We published an overview of the Palantir (PLTR) basics already so see Parsing Palantir – Part I for that if you want more background.

With the direct listing coming today (Wednesday, September 30th) it’s time to circle the wagons and look at the facets of the company and the stock and develop a feel for where the pricing may settle out.

Snowflake (SNOW) is also in the “data” space and came public in a resoundingly hot deal. Snowflake is the epitome of a Silicon Valley technology company. Palantir is very different in terms of their culture, their business model, and the customers they serve.

Compliments

To explain what’s unique about Palantir is that it’s an *operational* system *based on data* rather than a data-based system. So what does that mean? It boils down to three functional elements wrapped in their “high touch” delivery model:

  1. At the center of a Palantir deployment is a large-scale model of the organization. This defines key objects, their properties and relationships. Palantir can do much of this automatically based on original source data and show their work.  That last part is a big deal. It’s now easier to build a model from existing data than think one up. Using technology to do it puts the heavy lifting on technology and frees the user to wield it instead of building it.
  2. Without bringing in too much computer science here Palantir allows clients to make changes and redefine this model as they need to. It is more dynamic and fluid than what you might be able to set up with traditional databases or enterprise applications like SAP in manufacturing or EPIC in healthcare.
  3. Security, version control, and full-offline deployment are core to the offering and not partially implemented afterthoughts. These are obviously critical for applications in government and intelligence domains but they are also important to enterprise customers. The ability to deploy systems for offline use allows air-gapped security along with synced operations. The fact that these things are built-in at Palantir makes them different.

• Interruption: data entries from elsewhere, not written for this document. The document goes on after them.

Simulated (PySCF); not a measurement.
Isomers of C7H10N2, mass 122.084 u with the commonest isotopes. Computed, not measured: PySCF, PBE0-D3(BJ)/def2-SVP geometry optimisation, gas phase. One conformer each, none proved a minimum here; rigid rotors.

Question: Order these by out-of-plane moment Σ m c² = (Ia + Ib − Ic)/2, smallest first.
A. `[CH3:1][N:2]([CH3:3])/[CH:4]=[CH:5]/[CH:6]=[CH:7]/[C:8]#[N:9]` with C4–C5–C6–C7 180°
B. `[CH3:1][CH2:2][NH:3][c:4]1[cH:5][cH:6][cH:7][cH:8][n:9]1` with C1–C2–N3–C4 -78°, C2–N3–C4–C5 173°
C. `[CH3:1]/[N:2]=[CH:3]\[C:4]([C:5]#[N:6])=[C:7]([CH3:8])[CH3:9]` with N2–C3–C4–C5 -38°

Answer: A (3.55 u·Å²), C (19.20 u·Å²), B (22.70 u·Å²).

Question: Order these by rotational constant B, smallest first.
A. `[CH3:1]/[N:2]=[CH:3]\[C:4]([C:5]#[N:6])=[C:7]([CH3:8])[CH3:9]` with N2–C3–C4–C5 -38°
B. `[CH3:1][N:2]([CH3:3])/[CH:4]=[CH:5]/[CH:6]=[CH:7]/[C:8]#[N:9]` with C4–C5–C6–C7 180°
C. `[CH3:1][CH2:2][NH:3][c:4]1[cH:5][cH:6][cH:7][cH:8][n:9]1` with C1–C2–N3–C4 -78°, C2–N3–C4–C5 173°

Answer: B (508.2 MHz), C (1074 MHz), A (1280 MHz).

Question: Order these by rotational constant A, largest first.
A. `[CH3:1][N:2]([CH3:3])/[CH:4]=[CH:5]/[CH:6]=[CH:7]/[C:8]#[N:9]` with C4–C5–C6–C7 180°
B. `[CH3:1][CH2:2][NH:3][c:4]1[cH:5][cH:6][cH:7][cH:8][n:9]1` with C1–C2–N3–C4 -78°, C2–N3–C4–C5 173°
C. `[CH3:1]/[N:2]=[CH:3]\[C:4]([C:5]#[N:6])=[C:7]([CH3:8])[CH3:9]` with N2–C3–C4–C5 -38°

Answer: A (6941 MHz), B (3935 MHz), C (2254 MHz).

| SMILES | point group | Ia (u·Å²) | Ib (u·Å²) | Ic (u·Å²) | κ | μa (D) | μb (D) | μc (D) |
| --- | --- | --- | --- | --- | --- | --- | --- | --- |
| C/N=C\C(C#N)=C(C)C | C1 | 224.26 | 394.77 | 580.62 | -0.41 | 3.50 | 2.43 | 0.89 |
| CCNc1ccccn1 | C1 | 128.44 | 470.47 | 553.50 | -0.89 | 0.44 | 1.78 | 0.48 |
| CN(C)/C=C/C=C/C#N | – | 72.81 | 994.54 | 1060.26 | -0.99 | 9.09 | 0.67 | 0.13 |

I’m not sure that I like the term “OS” for what they do for an organization but they do turn data and information analysis into a more operational system. This diagram captures the idea that there is a dynamic model at the center that serves different purposes – review, analysis, reporting, extraction, and discovery.

Complaints

Critics of the company and the deal tend to surface these concerns:

  1. They are more like a services company like Accenture (ACN) than a software company. This is partly historical because the early days of the “product” were indeed more custom than off the shelf. They still deploy engineering talent to the front lines working directly with customers. This doesn’t mean they are a product company but they are closer to the old IBM model of ensuring customer success.
  2. Their heavy reliance on government business and “anti-Valley” sentiment has cost them some access to engineering talent. The increasingly divided political environment in the U.S. and the world may also limit their market opportunity and ability to grow.
  3. They are losing tons of money and are likely to need to raise substantial capital in the future that could be dilutive to highly dilutive to shareholders depending on the future stock price.
  4. Their business model doesn’t “fit the times” and is a bespoke, long-sales cycle, high priced model rather than the ubiquitous “land and expand” model of so many SaaS and usage-based models.

Stock considerations

Having said all that it’s clear that retail demand for Palantir is high – it’s the #1 viewed and voted on IPO for this week. It’s likely that investors will “look through” the stunning losses the company is making and not think much if at all about valuation.

We’ll provide some comparables here anyway because we’re old-fashioned that way – feels rather quaint in this market.

The comps are skewed by SNOW which is still basking in the glow of IPO ardor.

Looking at more sensible comparables like ESTC, PLAN, and CRWD and using a round number of $1B in current revenues the starting valuation of PLTR at $11.50 isn’t terrible. That puts it at 20-25x sales. I’d also say that PLTR has more of a deep technology advantage than companies like SNOW so at these prices would prefer it.